European Commission administrators: job description

European Commission administrators are responsible for the formation, implementation and management of EC policies and legislation.
For those working abroad, overseas expenses are paid in addition to a basic salary.

What does a European Commission administrator do? Typical employers | Qualifications and training | Key skills

The European Commission, European Parliament and several other EU institutions employ administrators. Typical responsibilities of the job include:

  • writing reports
  • managing budgets
  • organising and attending meetings
  • preparing policy proposals
  • implementing policies
  • managing staff and resources
  • undertaking research to ensure consistency of policies and procedures throughout member states
  • debating and negotiating ideas
  • drafting European Community legislation
  • overseeing relations between EU and non-EU member states

Promotional opportunities are excellent for those who can demonstrate appropriate skills, experience and performance.

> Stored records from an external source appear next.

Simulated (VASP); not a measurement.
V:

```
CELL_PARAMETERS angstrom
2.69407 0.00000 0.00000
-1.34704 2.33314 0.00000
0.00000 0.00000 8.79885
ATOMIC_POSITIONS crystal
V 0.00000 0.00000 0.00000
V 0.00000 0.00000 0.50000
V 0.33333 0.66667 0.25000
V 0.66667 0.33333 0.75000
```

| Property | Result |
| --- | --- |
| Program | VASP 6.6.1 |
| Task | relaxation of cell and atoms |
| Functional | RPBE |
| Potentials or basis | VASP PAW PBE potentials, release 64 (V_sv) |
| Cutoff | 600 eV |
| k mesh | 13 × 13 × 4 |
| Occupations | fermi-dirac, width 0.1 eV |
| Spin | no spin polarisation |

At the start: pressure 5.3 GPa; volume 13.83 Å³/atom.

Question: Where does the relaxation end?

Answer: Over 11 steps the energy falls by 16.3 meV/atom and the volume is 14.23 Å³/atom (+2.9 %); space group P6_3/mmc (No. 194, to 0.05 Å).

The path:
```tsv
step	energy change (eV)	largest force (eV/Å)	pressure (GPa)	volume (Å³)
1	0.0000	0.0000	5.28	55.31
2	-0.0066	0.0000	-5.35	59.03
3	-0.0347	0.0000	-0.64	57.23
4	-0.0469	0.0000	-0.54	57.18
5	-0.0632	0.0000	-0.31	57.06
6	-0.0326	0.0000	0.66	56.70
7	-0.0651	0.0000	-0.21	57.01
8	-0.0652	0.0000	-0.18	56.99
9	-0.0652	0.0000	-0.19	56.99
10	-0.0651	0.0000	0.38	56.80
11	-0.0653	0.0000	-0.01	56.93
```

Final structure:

Only a small number of vacancies occur each year. Most jobs are located in Luxembourg and Brussels and visits to other countries are often part of the job. Positions are advertised in national newspapers, by careers services and on the EC website. There is a lengthy and rigorous entrance procedure called 'concours' or 'open competition', which can take up to a year to complete.

Qualifications and training required

A degree gained in any discipline is acceptable for entry, although qualifications in subjects such as statistics, law, economics, politics, European studies or finance can be helpful. Applicants should possess an excellent record of academic achievement with good A level results (including German and/or French) and a bachelor's degree. Prior relevant work experience is necessary for entry at some, but not all, levels. Knowledge of EU policies/institutions and/or managerial experience gained within the public sector can be advantageous, as can postgraduate qualifications, especially those with a European element. A six-month traineeship called 'stage' can provide a good insight into the EC and helpful experience for applications.

Key skills for European Commission administrators

All candidates must be confident, mature in attitude and decisive; with excellent interpersonal, numerical and verbal/written communication skills. Foreign language abilities are of particular importance to the job and all candidates are required to have knowledge of a second official language. Employees are actively encouraged to undertake further training in this area, particularly in French and German.